Document Type

Thesis

Publication details

Thatcher, S 2004, 'Service optimisation : an exploration of contemporary servicing and sourcing strategies and associated information technology solutions', DBA thesis, Southern Cross University, Lismore, NSW.

Copyright S Thatcher 2004

Abstract

Global financial and other organisations have and continue to establish call center and back office servicing capacities in Asia to complement their existing ‘domestic’ (US, UK, Australia, Canada etc) operations and supplement their in house deficiencies. They use both third party and proprietary suppliers for the provision of these services, enabling levels of capital investment and risk to be strategically managed. Through these strategic sourcing approaches, organisations have been able to yield significant performance benefits, while realising operational savings of 30% or more. However, there is little information in the extant literature about the technology and telecommunications solutions supporting these efforts and, as such, the following research problem was identified and examined:

Why do global financial organisations leverage Asian based suppliers for the provision of front office and back office services and how effective are the technologies solutions supporting these?”

Following an extensive review of the contemporary extant literature relating to call center and back office servicing, core versus non core business and sourcing strategies, coupled with existing and emerging technology and telecommunications systems and solutions, a theoretical framework was developed. In particular, the following five key research issues were identified and subsequently explored in this research:

What is a service optimisation initiative and why do organisations pursue these in Asia?

Which Asian markets are leveraged and what factors influence the decisions to utilise third party versus proprietary service providers?

What influences the technology solutions employed and why?

How do the existing technologies solutions perform and are they optimal?

How should the technologies solutions perform and what factors should influence the design?

Based on the information available in the extant literature and with particular regard to the technology and telecommunications solutions supporting the development of call center and back office servicing capacities in Asia, it was clear that these areas were under-researched or pre-paradigmatic. As a result, a theory building approach leveraging a qualitative research methodology was developed for this research. Specifically, a holistic multi case approach focused on one organisation, three strategic business units and ten instances (cases) of developing ‘off shore’ (non US, UK, Australian or Canadian) servicing capacities was used.

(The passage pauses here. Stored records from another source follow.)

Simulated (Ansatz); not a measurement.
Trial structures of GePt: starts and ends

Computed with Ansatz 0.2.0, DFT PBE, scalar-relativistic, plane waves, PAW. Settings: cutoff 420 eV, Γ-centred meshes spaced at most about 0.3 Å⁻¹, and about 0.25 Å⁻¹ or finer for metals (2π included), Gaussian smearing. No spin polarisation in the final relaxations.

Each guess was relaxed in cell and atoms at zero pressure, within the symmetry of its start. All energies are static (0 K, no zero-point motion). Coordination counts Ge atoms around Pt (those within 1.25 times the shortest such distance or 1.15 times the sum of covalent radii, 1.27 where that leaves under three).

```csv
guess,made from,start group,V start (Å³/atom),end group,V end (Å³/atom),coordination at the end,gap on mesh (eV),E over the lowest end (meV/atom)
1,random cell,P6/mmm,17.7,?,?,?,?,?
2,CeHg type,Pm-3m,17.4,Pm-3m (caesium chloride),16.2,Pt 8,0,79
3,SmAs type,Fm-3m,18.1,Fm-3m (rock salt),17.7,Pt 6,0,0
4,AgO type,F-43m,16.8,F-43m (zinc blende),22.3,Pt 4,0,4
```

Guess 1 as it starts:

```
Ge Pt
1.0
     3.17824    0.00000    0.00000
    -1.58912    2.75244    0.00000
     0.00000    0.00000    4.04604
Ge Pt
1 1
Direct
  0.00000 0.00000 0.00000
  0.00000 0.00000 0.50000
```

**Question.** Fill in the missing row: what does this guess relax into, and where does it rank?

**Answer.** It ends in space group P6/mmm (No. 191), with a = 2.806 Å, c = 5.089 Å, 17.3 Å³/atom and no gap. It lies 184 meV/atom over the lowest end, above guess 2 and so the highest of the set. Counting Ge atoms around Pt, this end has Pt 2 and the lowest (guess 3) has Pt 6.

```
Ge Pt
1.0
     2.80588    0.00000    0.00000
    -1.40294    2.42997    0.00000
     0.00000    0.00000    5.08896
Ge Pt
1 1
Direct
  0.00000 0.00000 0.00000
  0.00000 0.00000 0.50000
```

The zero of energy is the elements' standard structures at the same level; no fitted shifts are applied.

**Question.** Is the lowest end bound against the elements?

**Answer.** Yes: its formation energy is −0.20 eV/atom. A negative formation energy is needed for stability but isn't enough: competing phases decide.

Data was collected from the ten cases of developing off shore servicing capacities through convergent and in-depth interviews. Five interviews per case were undertaken with purposefully selected ‘information-rich’ participants, including senior sponsors or champions at Vice President or Director level, program directors and business and technical subject matter experts. The data collected through these interviews was transcribed and presented in matrices and tables allowing cross case and cross cluster analyses to be undertaken.

The research findings were subsequently compared and contrasted with information present in the extant literature and specific contributions to the ‘body of knowledge’ identified. Firstly, a clear definition of ‘service optimisation’ was derived, along with the utility of financial slack to enable strategic growth. Secondly, it was found that India and the Philippines are primary sourcing markets because of relevant resource abundance and financial arbitrage. In addition, geopolitical risk management and available capacities were found to underpin the selection of proprietary versus third party service providers.

Next, it was found that business stakeholders influence the technology solutions implemented during proof of concept or pilot efforts and that there is little attention applied to reengineering these once they are in place, even though they are considered suboptimal. It was also found that the ‘piece meal’ approach to establishing these capacities using isolated proof of concept technology and telecommunications resulted in significant complexity, redundancy and cost, with little opportunity to account for these ‘facilities’ on a consumption basis. Finally, it was found that contemporary publicly available technology and telecommunications solutions procured as ‘managed services’ would enable optimisation. Moreover, the provision of these sorts of services from specialist suppliers who have economies and expertise is expected to offer improved performance and flexibility with reduced risk in a ‘user pays’ consumption model.

In addition to the contributions highlighted above, this empirically based research establishes a foundation for subsequent ‘green field’ efforts. In particular, it offers additional information around the notion of optimisation and how significances in existing models may vary or change in alternate circumstances. In this respect, this research offers empirically founded considerations for organisational strategy, with a particular focus on the development of ‘remote’ call center and back office servicing capacities.